Which reminds me of this wonderful mini-rant from Pinboard's Maciej Ceglowski, who identifies the key problem:
To avoid this problem, avoid mom-and-pop projects that don't take your money! You might call this the anti-free-software movement.
If every additional user is putting money in the developers' pockets, then you're less likely to see the site disappear overnight. If every new user is costing the developers money, and the site is really taking off, then get ready to read about those synergies.
To illustrate, I have prepared this handy chart:
Free Paid Stagnant losing money making money Growing losing more money making more money Exploding losing lots of money making lots of money
Under these conditions, companies have to sell themselves because they do not have a sustainable business. And when they're sold, they either A) get shut down or B) become part of an advertising machine, like Facebook's.

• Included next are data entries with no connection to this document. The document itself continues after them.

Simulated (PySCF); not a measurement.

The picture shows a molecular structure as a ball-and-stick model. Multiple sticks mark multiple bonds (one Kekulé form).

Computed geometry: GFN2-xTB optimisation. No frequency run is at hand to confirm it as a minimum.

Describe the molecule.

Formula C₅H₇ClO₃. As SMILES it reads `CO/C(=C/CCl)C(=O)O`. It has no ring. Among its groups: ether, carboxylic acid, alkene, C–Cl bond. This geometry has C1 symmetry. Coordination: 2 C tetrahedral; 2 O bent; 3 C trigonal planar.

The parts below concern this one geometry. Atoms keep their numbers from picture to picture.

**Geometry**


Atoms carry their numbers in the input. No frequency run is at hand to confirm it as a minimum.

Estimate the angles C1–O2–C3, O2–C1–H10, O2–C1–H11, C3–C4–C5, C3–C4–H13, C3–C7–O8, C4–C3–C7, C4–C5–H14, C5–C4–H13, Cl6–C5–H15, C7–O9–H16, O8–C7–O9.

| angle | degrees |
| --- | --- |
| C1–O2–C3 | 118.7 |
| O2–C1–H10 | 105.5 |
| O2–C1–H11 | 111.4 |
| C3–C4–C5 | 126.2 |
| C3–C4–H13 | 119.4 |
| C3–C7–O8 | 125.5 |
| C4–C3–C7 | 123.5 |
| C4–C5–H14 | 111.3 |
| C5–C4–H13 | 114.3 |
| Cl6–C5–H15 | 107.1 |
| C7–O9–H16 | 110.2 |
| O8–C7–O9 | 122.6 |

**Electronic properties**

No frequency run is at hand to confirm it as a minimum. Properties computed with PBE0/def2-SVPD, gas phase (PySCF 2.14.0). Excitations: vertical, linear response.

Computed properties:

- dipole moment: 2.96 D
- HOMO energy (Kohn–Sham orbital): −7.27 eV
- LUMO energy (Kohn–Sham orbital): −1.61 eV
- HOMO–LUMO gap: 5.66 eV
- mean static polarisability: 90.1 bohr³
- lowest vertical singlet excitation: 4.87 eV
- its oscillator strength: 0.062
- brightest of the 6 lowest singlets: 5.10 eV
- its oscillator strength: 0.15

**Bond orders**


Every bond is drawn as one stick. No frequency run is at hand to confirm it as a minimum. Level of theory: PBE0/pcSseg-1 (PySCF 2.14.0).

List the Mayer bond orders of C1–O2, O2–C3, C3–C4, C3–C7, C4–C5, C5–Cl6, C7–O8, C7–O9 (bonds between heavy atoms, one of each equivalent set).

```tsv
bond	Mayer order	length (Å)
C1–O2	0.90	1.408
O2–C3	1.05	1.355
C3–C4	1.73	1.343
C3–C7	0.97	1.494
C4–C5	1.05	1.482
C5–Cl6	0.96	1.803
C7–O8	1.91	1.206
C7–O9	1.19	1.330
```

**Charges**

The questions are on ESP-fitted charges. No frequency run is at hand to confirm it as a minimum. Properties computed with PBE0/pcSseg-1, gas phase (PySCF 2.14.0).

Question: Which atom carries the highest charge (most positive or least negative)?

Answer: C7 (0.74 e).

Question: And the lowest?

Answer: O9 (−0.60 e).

Truly, the only way to get around the privacy problems inherent in advertising-supported social networks is to pay for services that we value. It's amazing what power we gain in becoming paying customers instead of the product being sold.
Here's an alternative version of what Instagram could have done before Facebook purchased them. Instagram has, what, 100 million users? If they got $5 a month from 20 million of those users, they'd be looking at $300 million in quarterly revenue. That's a nice chunk of change when you have a baker's dozen employees. You think those guys could split more than a billion dollars a year and call it good. Or hell, make the user numbers an order of magnitude smaller: 2 million out of 10 million users. That's still $30 million dollars a quarter for 13 guys.